Reduce reprojection error from computed Homography
Hello,
I am computing the Homography between two images and using that to estimate the change in camera pose.
- The images are being taken by a camera rotating about the z-axis(or a purely rotating camera)
- I use a feature detection method e.g. SIFT/SURF/ORB and use the Flann matcher to get the putative matches. On visual inspection the matches look correct.
- The outlier detection method being used is RANSAC with a low reprojection threshold of 1.0
- When the yaw between images taken is larger than 15 degrees or so, the matches look right on visual inspection but the average reprojection error((I calculate this myself using x' - H*x)) goes high. And unfortunately its not just a few outliers, the reprojection error is high with all the matches.
- The matches are the close to the image boundaries i.e. in the first image the interest points are close to the right boundary and in the second image its close to the left boundary. Not sure if this changes anything though.
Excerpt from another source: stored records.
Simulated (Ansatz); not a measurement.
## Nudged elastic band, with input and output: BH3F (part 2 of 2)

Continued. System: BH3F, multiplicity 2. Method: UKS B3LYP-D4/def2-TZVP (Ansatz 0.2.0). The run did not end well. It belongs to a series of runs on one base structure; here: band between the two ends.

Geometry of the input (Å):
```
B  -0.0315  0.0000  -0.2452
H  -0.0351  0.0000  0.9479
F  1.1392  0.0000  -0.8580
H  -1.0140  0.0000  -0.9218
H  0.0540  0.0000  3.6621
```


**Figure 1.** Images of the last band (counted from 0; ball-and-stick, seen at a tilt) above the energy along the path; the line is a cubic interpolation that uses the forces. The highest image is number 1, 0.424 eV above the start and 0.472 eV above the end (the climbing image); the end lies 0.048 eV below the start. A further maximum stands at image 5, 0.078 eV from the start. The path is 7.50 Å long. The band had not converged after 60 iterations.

Are there any guidelines to improve the re-projection error(and so the Homography)? Or does anyone know of any literature that could help?
Thanks!
I think you need to be a bit clearer about the problem you're having. You say "in certain scenarios". Do you mean for some image pairs, and not for others? Do you just have a few bad point matches amongst mostly good ones, in all your images? Are you talking about bad average error? You're more likely to get help if you can clarify some of this stuff. This problem is a classic case for using RANSAC, if you aren't already. Although if you're using OpenCV, it might be happening under the hood. If you just a have a few bad matches (i.e. outliers), that should help. Then consider using the final model to compute reprojection errors, culling the outliers, and refitting to all the inlier points. Otherwise, you need to be more specific :)
Thank you for your input. I shall edit my question to be more specific :)
Have you calibrated the camera and undistorted the images? That could be the cause.
I realized that my purely rotating camera has some translation which maybe the cause for the Homography to be bad overall. My scene does not have a planar surface as of now. I shall be testing my hypothesis today. This link states the two conditions when a Homography is valid but doesn't explain it very well :(
This one is a bit clearer: HERE
That helped, thanks! They had a very good depiction of the two valid conditions and how they work.